Mumsnet has not checked the qualifications of anyone posting here. If you need help urgently or expert advice, please see our domestic violence webguide and/or relationships webguide. Many Mumsnetters experiencing domestic abuse have found this thread helpful: Listen up, everybody

Trying to define stalking and harrassment

30 replies

Ariani · 13/08/2024 22:47

Last year I met a man during a social event with friends and after agreeing to meet again for a drink, I starting dating him. A nice man to start with, but after a while, things began to unravel. About two months into dating him, he arrived at my house one weekend as planned and immediately informed me that we didn't need to worry about the distance anymore, because he had just agreed to rent the house at the bottom of my street! This was alarm bell number one.

Despite my confusion at such a hasty decision. I gave things the benefit of the doubt and continued to see him.

As the weeks went by I began to realise that he had quite a few issues. It all came to a head when I realised this wasn't working for me and I mentioned not really wanting a serious relationship, in the hope that I could break things off gently while it was still in the early stages, but he flew off the handle and started shouting at me, complaining that he had given up everything for me and I would ruin his life if I left him! This was the biggest of alarm bells as we had only been dating for for about 4 months at this point. It was not a relationship. I hadn't agreed to be in one. We hadn't even spoken about it. We were simply going out for meals and had visited a few local beauty spots.

I'm quite a shy person who hates conflict and somehow he convinced me that I should keep seeing him. I think it was at this point that I realised he was quite controlling and potentially a threat to me and I wanted out.
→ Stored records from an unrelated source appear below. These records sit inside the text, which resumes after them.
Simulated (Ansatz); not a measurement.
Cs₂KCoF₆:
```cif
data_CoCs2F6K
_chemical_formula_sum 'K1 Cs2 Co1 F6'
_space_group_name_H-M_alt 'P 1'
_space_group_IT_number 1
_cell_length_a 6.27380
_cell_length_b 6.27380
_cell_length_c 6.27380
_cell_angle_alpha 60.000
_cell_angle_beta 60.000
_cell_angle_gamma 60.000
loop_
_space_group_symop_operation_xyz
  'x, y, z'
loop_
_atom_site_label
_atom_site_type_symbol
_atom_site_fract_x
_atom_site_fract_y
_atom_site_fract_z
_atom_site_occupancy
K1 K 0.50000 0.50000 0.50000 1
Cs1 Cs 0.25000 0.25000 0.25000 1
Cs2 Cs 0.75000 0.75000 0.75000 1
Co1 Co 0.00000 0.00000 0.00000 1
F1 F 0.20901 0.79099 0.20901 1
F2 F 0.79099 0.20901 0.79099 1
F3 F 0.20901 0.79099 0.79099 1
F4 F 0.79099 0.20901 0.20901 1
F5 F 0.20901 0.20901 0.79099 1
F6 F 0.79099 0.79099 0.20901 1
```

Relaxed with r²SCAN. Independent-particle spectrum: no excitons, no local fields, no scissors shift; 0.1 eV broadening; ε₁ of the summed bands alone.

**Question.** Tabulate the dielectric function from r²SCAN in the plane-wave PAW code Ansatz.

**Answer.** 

I anxiously rode out the next few weeks but knew I had to end it before things got out of hand. But I started to become increasingly scared of him. So during a day trip out. I plucked up the courage and told him that I have really enjoyed the last few months but I am not in the right place for a relationship. He immediately lost it again. But I stood my ground. Once he realised my decision had been made, his reaction then turned from agressive guilt to threats.

He told me he would ruin my life for ruining his. He said he would make false allegations to my work to get me sacked. He threatened my elderly parents and threatened to kill my dog before storming off and leaving me and hour from home.

That evening after I finally got back home, I saw the police and an ambulance arrive at his house. He had dialled 999 and threatened to commit suicide, because of me!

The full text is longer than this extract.